Thoughts and Observations on Mixed Signal Design

A few years back I heard a keynote speech from Prof Mark Horowitz, now chair of the Sanford EE department.  He showed the advances that the digital IC design community had made in the last 30 years and compared to the analog IC design community.  Analog did not compare well.  Very bluntly the average digital designer has more control over 500,000 gates than the analog engineer has over 500 transistors. When the analog guys asked how they could leverage off the digital guys success, the answer was simple. “Make analog designs as digital as possible. I define mixed signal as the crappiest analog you can get away with, followed be digital to fix it up. Delta sigma ADCs are a good example, an analog modulator followed by digital filters. What Prof Horowitz said made perfect sense. What I found interesting was the response by the audience. 

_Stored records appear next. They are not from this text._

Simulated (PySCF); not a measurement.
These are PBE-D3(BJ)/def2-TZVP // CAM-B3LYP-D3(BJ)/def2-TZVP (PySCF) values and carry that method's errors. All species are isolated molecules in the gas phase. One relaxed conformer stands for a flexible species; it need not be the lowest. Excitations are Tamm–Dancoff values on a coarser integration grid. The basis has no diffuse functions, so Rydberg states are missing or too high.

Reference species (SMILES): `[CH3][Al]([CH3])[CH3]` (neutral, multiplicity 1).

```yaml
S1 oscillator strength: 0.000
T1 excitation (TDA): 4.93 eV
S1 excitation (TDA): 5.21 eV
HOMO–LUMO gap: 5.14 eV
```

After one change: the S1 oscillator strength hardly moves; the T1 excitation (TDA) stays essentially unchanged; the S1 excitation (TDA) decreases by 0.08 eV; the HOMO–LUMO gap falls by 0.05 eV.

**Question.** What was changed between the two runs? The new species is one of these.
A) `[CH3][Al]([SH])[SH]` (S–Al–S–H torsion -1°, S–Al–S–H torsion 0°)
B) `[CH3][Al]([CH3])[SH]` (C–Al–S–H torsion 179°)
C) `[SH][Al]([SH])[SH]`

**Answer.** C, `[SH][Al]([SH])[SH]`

About a third of the audience were digital designers and just really weren’t interested in analog matters. This was a good time to check their e-mail. Another third were analog designers that fundamentally rejected the idea of designing anything less than stellar analog. They want to design high performance, quality analog. Build the better filter, the better op amp and don’t see the beauty of a solution built with a process not really made for analog design. They had no interest in hearing what was said.  (It reminded me of when I was teaching electronics for technicians at the community college.  I had a group of technicians from a calculator company. The company had changed their designs from mechincal to electronic and they needed to retrain the technicians. The problem was that a good chunk of these guys were proud of their mechincal skill and just didn’t want to change.  It made for a very hard quarter.) The last group was those that could see the logic in this design approach and they can be thought of as mixed signal designers.
 
As Cypress follows it path of programmable mixed signal solutions, it will be interesting to see how it effect the designers.